In a gubernatorial debate Tuesday night, Florida Gov. Rick Scott (R) was asked whether he supports the concept of a minimum wage.
“Sure,” he replied. But when asked what it should be, he responded, “How would I know — I mean, the private sector decides wages.”
When he was asked again whether he supports the government setting the minimum wage, he said, “Just because they set a minimum wage doesn’t mean you get a job.”
He may not have an answer for where the minimum wage should be, but he’s ensured that Floridians can’t decide for themselves. In 2013, he signed a bill that bans local cities and counties from passing their own higher wages or other benefits like paid sick days.
Scott is just the latest Republican candidate for governor to speak out on the minimum wage. Earlier on Tuesday, New Jersey Gov. Chris Christie (R) said he is “tired of hearing about the minimum wage,” adding, “I don’t think there’s a mother or father sitting around a kitchen table tonight in America who are saying, ‘You know honey, if my son or daughter could just make a higher minimum wage, my God, all our dreams would be realized.” Last week, Wisconsin Gov. Scott Walker went so far as to say he thinks the minimum wage “doesn’t serve a purpose.”
The minimum wage is an election issue in another way: voters in four states — Alaska, Arkansas, Nebraska and South Dakota — and two major cities — San Francisco and Oakland, CA — will weigh in on increases on the November 4th ballot. While the federal minimum wage of $7.25 an hour hasn’t been raised in five years, 10 states raised their wages this year, half of them above $10 an hour.
But without a federal increase, the minimum wage has failed to keep up with inflation — it would be over $10 an hour if it had done so since the 1960s — as well as with gains in workers’ productivity. If it had risen with Americans’ increasing output, it would be more than $20 an hour. Instead, wages for the bottom 60 percent of the country have either stagnated or fallen over the last decade.

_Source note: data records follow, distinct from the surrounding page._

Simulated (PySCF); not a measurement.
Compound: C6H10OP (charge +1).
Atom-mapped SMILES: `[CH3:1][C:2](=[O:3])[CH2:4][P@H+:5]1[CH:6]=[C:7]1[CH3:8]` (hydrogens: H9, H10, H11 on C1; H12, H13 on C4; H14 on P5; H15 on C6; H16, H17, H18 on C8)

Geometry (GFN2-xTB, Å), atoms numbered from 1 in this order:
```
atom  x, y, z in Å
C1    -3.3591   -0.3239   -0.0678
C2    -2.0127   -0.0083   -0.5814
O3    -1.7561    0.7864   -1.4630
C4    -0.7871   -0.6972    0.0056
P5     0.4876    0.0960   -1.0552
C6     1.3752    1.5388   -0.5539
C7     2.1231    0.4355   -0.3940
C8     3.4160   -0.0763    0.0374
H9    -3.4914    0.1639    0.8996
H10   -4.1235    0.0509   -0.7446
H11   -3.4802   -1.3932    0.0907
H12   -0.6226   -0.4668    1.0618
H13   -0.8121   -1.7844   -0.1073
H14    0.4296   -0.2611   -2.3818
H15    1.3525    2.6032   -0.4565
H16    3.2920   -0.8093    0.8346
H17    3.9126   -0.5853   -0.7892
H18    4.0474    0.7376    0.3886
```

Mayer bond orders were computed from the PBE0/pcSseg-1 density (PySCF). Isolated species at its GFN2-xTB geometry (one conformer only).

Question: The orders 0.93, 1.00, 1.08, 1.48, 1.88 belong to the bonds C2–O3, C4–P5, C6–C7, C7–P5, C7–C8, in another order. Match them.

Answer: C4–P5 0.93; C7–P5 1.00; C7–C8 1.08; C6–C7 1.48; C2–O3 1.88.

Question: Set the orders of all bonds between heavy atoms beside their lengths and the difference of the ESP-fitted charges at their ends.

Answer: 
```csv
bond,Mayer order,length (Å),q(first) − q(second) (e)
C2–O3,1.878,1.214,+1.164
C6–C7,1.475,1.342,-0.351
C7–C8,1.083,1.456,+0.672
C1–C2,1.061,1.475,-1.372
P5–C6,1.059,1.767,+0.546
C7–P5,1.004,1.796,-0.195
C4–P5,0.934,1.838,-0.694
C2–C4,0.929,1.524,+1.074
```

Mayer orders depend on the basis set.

The minimum wage used to be enough to keep a family of three out of poverty. But today, it can’t buoy a single parent above that line and isn’t enough to afford rent in any state, let alone cover other expenses. So many rely on public programs to get by: 45 percent of those who would be impacted by a minimum wage increase to $10.10 an hour receive government benefits. Increasing it to that level, on the other hand, would save $7.6 billion a year in spending on those programs.